Despite the negotiations around the National Prevention Agreement being specifically designed to keep the tobacco industry and tobacco sellers from influencing it, the tobacco lobby managed to do just that, according to research by journalists from The Investigative Desk. The researchers called ruling party VVD a “lead actor” in getting big tobacco’s wishes into the prevention agreement, Follow The Money and NOS reported.
The World Health Organization’s Framework Convention on Tobacco Control (FCTC), which the Netherlands signed, states that when taking tobacco measures, there needs to be no ordinary weighing of interests, but public health must be leading. Based on the FCTC, State Secretary Paul Blokhuis of Pubic Health excluded both directly interested parties, like the tobacco industry, as well as trade organizations VNO-NCW, MKB-Nederland and the central bureau for food retail CBL from the negotiations for the National Prevention Agreement.
Despite this, VNO-NCW, MKB-Nederland and CBL were able to use their contacts in various Ministries to impose their will in the Agreement. According to the researchers, the VVD played a leading role in representing the interest of the sector. One day before the presentation of the National Prevention Agreement, the VVD persuaded the other coalition parties to water down, delay or completely scrap a number of measures.

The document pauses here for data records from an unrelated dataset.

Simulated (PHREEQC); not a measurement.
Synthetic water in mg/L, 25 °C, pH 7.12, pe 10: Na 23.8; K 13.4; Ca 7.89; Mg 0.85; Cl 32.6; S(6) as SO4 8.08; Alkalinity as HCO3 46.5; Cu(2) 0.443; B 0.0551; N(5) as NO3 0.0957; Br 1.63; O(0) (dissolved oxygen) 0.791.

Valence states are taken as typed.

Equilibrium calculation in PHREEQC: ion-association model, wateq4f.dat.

The confidential first draft of the National Prevention Agreement stated that excise duty would gradually increase to at least 10 euros in 2023, according to the researchers. Instead, a packet of cigarettes became 1 euro more expensive this year. Before the price can be increased further, the effects of this price increase must first be evaluated.
Specialist tobacco shops and about 150 convenience stores have also been exempted from the ban on displaying tobacco products. And where the draft stated that all tobacco products would be sold in neutral packaging, cigars and e-cigarettes have now been exempted from that for at least two years.